6 N.W.2d 809 | Minn. | 1942
The bank claims that the evidence was insufficient to sustain the verdict. The evidence permitted the jury to find that the hall and its doors were in constant use by the tenants. In the summertime the doors were usually open. Drafts through the hall were common. On several occasions, for a considerable time previous to the accident, the inner door had slammed shut and the glass window in it had been found lying broken on the floor — sometimes in water *280 which had rained into the hall. In these instances the door had been repaired. On other occasions it had slammed without breaking the glass. The tenants frequently used a wooden wedge, or at other times some heavy article such as a seal, to keep the inner door from swinging shut.

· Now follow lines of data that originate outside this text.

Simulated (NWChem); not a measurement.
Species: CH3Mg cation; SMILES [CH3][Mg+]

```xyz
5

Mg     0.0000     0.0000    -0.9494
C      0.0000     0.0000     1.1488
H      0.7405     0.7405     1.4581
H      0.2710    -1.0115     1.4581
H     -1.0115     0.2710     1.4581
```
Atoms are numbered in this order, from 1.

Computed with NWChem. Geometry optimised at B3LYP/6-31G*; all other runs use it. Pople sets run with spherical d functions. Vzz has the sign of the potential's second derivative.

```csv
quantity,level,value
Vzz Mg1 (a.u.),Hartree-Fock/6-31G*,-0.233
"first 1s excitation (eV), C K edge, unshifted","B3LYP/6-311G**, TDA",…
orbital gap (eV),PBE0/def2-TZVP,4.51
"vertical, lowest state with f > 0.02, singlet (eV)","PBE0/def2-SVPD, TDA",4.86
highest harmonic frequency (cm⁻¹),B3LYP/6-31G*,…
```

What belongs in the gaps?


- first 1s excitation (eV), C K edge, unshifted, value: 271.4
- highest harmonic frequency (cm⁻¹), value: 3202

A landlord is under a duty to maintain the premises under his supervision and control so that they will be reasonably safe for use by his tenants and those who come upon the premises by reason of the tenants' occupation. See the recent decision of this court in Anderson v. Winkle,
It appears that plaintiff had worked in the building for many years and was familiar with the condition of the door. This, however, does not affect the right of recovery in this case. Such *281
knowledge does not establish that defendant did not owe plaintiff a duty to use reasonable care. The Minnesota decisions relied upon by the bank for the contrary do not so hold. Albachten v. The Golden Rule,
The court instructed the jury that evidence that there was glass in the door was admissible upon the ground that "it is common knowledge that anything with glass in it is a more dangerous instrumentality than if the entire door, for instance, would have been made of wood. If a thing is dangerous, to the degree that it is dangerous must those who are charged with keeping it in a reasonably safe condition bear that in mind as bearing upon the question of whether there may be possible injury to someone by reason of the material of which the instrumentality is constructed, and that is the only purpose of the evidence in reference to the glass in the door." The objection appears to be that it was error to characterize the glass window in the door as a "dangerous instrumentality." We see no impropriety in the instruction. Just preceding it the court had instructed the jury to ignore the looseness of the glass because there was no proximate or causal relation between that and the injury. The portion objected to was merely an explanation to the jury that this did not exclude their considering the fact that the glass was in the door insofar as this bore upon the duty of the bank to use reasonable care to keep it from slamming. It was a proper and helpful comment to the jury upon the evidence, and it merits commendation rather than criticism. *282
See State v. Rose,
The lower court, over objection, permitted testimony to the effect that shortly after the accident the bank placed a doorstop upon the door. Of course the well settled rule in this state is that evidence of subsequent repairs is inadmissible as an admission of previous neglect of duty. Here it was introduced for a different purpose. The bank had requested that the jury view the premises, and this was permitted by the court at the end of the trial and with the consent of plaintiff. The premises thus viewed were not as they were at the time of the accident. To offset the erroneous impression which the jury might get from their observations, it was proper that they be informed of the changed condition and that the change was made after the accident. The evidence was expressly and only for this purpose. The court at the conclusion of the testimony and before the jury examined the premises instructed them that the stop they would find on the door did not necessarily mean that it was the kind that was there at the time of the accident, and to bear in mind the evidence in regard to changes or repairs that had been made. It may be that the court in its general charge should also have warned the jury against drawing any conclusions of neglect of duty from the repairs, but no request so to instruct was made nor were objections made to the omission. The evidence being properly admissible for the purpose referred to, the general rule stated above does not exclude it. See McKnight v. City of Duluth,
The order denying the bank's motion for judgment notwithstanding the verdict or a new trial is affirmed.
MR. CHIEF JUSTICE GALLAGHER took no part in the consideration or decision of this case.